Quotulatiousness

April 7, 2014

US government data security failures

Filed under: Bureaucracy, Government, Technology — Tags: , , , , — Nicholas @ 09:02

David Gewirtz says that the press has totally mis-reported the scale of government security breaches:

Summary: This is one of those articles that spoils your faith in mankind. Not only are government security incidents fully into holy-cow territory, the press is reporting numbers three magnitudes too low because someone misread a chart and everyone else copied that report.

You might think this was an April Fool’s gag, except it was published on April 2nd, not April 1st.

According to testimony given by Gregory C. Wilshusen [PDF], Director of Information Security Issues for the Government Accountability Office to United States Senate Committee on Homeland Security and Governmental Affairs that, and I quote, “most major federal agencies had weaknesses in major categories of information security controls.”

In other words, some government agency data security functions more like a sieve than a lockbox.

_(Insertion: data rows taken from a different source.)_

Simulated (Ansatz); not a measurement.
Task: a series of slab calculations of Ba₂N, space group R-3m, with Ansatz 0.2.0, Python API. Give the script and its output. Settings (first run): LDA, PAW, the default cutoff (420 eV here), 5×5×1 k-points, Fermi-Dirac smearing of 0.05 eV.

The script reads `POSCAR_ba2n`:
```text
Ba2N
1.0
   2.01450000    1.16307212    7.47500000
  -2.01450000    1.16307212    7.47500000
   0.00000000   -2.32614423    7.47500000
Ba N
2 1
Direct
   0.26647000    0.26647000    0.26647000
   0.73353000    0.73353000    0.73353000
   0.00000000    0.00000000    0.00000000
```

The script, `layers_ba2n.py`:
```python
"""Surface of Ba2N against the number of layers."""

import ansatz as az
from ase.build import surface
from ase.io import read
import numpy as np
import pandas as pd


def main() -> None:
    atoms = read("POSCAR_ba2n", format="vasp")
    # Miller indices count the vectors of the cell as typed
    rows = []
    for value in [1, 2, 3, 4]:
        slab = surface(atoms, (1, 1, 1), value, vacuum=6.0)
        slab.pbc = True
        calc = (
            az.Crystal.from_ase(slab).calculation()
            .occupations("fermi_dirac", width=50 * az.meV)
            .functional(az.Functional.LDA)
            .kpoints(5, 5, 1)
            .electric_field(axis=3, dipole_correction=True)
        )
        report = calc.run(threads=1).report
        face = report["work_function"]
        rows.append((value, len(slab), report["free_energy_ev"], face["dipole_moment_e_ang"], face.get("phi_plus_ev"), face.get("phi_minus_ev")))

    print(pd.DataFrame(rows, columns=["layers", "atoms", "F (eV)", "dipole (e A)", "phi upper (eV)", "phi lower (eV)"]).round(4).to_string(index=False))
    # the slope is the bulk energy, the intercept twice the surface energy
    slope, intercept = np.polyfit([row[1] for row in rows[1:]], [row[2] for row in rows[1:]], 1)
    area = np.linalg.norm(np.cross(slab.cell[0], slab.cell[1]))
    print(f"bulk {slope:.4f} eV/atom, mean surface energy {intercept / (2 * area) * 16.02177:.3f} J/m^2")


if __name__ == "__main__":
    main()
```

Some of the data the GAO presented was deeply disturbing. For example, the number of successful breaches doubled since 2009. Doubled. There’s also a story inside this story, which I’ll discuss later in the article. Almost all of the press reporting on this testimony got the magnitude of the breach wrong. Most reported that government security incidents numbered in the thousands, when, in fact, they numbered in the millions.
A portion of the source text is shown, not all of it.